Source code for d3rlpy.metrics.comparer

import numpy as np

from .scorer import _make_batches


[docs]def compare_continuous_action_diff(base_algo, window_size=1024):
    """ Returns scorer function of action difference between algorithms. 

    This metrics suggests how different the two algorithms are in continuous
    action-space.
    If the algorithm to compare with is near-optimal, the small action
    difference would be better.

    .. math::

        \\mathbb{E}_{s_t \\sim D}
            [(\\pi_{\\phi_1}(s_t) - \\pi_{\\phi_2}(s_t))^2]

    .. code-block:: python

        from d3rlpy.algos import CQL
        from d3rlpy.metrics.comparer import compare_continuous_action_diff

        cql1 = CQL()
        cql2 = CQL()

        scorer = compare_continuous_action_diff(cql1)

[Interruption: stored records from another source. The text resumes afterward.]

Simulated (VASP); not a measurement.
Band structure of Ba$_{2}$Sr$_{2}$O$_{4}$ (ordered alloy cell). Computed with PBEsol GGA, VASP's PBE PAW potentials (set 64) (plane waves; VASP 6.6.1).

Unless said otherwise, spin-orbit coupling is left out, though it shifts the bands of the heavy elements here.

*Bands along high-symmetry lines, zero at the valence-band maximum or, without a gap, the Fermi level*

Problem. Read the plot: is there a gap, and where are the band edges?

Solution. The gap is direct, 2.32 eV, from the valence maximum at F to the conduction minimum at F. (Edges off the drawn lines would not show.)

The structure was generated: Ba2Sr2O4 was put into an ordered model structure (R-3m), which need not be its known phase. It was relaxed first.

        squared_action_diff = scorer(cql2, ...)

    Args:
        base_algo (d3rlpy.algos.base.AlgoBase): algorithm to comapre with.
        window_size (int): mini-batch size to compute.

    Returns:
        callable: scorer function.

    """
    def scorer(algo, episodes):
        total_diffs = []
        for episode in episodes:
            # TODO: handle different n_frames
            for batch in _make_batches(episode, window_size, algo.n_frames):
                base_actions = base_algo.predict(batch.observations)
                actions = algo.predict(batch.observations)
                diff = ((actions - base_actions)**2).sum(axis=1).tolist()
                total_diffs += diff
        # smaller is better, sometimes?
        return -np.mean(total_diffs)

    return scorer


[docs]def compare_discrete_action_match(base_algo, window_size=1024):
    """ Returns scorer function of action matches between algorithms.

    This metrics suggests how different the two algorithms are in discrete
    action-space.
    If the algorithm to compare with is near-optimal, the small action
    difference would be better.

    .. math::

        \\mathbb{E}_{s_t \\sim D} [\\parallel
            \\{\\text{argmax}_a Q_{\\theta_1}(s_t, a)
            = \\text{argmax}_a Q_{\\theta_2}(s_t, a)\\}]

    .. code-block:: python

        from d3rlpy.algos import DQN
        from d3rlpy.metrics.comparer import compare_continuous_action_diff

        dqn1 = DQN()
        dqn2 = DQN()

        scorer = compare_continuous_action_diff(dqn1)

        percentage_of_identical_actions = scorer(dqn2, ...)

    Args:
        base_algo (d3rlpy.algos.base.AlgoBase): algorithm to comapre with.
        window_size (int): mini-batch size to compute.

    Returns:
        callable: scorer function.

    """
    def scorer(algo, episodes):
        total_matches = []
        for episode in episodes:
            # TODO: handle different n_frames
            for batch in _make_batches(episode, window_size, algo.n_frames):
                base_actions = base_algo.predict(batch.observations)
                actions = algo.predict(batch.observations)
                match = (base_actions == actions).tolist()
                total_matches += match
        return np.mean(total_matches)

    return scorer